Last week I wrote about con artists in Thunder Bay. Within two days of the article’s printing I received five emails, two from legitimately concerned citizens and three from likely con artists who were, A) fishing for information as to whether I was talking about them or not, B) if I was, they were warning me that they were capable of hurting me – legally or damaging my reputation, C) attempting to assure me that they were legitimate.
It was weird, and required a lot of reading between the lines, but it followed a pattern, revealing how psychologically messed up con artists really are. I’m glad I’m not an authority, but a victim. I wrote about my experience with two con artists in Vancouver in a short story called Case 5323. I also had dealings with a con artist in Victoria, and two local con artists. Fortunately, by that time, I had learned a few lessons.
These responses dredged up another subject that is controversial in the art world, which is appropriation. Appropriation is a world of grey, and although all of us writers, painters, sculptors, musicians, etc. do it in varying degrees, we are conscious of those who do it a little too much. There is no fine line in the art world as to what is truly inspiration or when we emulate those we admire to the point that we are absolutely ripping off another artist.
In our times of mass reproduction, visually and sonically, sampling occurs regularly where everyone is inspired by someone else, consciously and subconsciously to the point where nothing seems entirely original, and claims of originality cause a raising of the eyebrows.
But at what point does inspiration from another artist become stealing? It should be obvious that if the person doing the appropriating feels some sense of guilt or has to look hard for justification for doing so, then they are probably getting a little too inspired. Yet, if an artist doesn’t have, or listen to, a little alarm bell system in their head, then who will call them out? Their mother?
At its extreme, there are people who steal directly from other artists, possibly because it’s profitable and certainly because it’s easy. And still some even claim to be the great defenders of the people they steal from. It’s a bit like the woman who appeared years ago on an American news program, as light entertainment, who said she LOVES butterflies. So much so that she had a collection of thousands of them. The TV cameras panned the walls of her home. From floor to ceiling of her huge house she had covered her walls with little dead butterflies.
An artist in Victoria, Ron Stacy, a white guy, took a break from painting for several years, returning to it using a new style, because he took seriously the criticism he was getting, mostly from non-natives, for using native imagery in his art. Even though Stacy’s knowledge of First Nations culture was extensive and he treated the culture with great respect, he felt it necessary to do some reflecting. It shows in his change of style, which is more original. He can be commended for his ability to reflect on the situation. And he’s a good artist.

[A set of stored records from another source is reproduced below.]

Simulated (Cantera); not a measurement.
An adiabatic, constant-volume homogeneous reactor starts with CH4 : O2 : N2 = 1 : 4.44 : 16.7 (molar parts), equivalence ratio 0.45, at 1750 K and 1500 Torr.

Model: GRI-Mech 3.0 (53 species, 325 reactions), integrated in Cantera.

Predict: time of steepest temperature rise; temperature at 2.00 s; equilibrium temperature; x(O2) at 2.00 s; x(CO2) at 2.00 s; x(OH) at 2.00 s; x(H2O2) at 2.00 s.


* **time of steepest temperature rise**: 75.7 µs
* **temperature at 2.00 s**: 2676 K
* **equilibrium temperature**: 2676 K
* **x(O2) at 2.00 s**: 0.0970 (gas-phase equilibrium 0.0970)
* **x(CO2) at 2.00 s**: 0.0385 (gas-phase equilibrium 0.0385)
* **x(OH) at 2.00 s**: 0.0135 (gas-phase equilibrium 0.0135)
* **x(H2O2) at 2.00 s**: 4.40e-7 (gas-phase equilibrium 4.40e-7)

Although no one person can claim to own a style, collectors and admirers of art have expectations that when purchasing work that looks distinctly like First Nations art, that the artist is native person, metis, or at least someone who has some kind of close heritage. When a totally white guy does it, it begs a few questions.
It’s certainly the case when artists apply for grants. Jurors routinely deal with having to question the authenticity and legitimate aims of the person applying. The attempt to win the hearts of jurors by aiming to help/save/comment on/celebrate/ask questions/expose, etc. any aspect of another culture is met with serious debate. Without authority on the subject and without the necessary research a jury can quickly vote “no” on the application. This happens especially fast when a member of the community that the application intends to deal with, is on the jury.
And then appropriation gets even more complicated and enters a realm where I have no experience and can only ask questions. As it is obvious when a white guy inappropriately appropriates, what’s the dynamic when first nation artists appropriate other first nations artist’s styles and subject matter? To what degree is it okay? Is there any kind of self-policing on who gets to use a style? And to what degree is native, native? How Metis is Metis? Does blood and history and tribe matter, or is the knowledge of the subject and culture more important? It’s somewhat confusing, but also very interesting.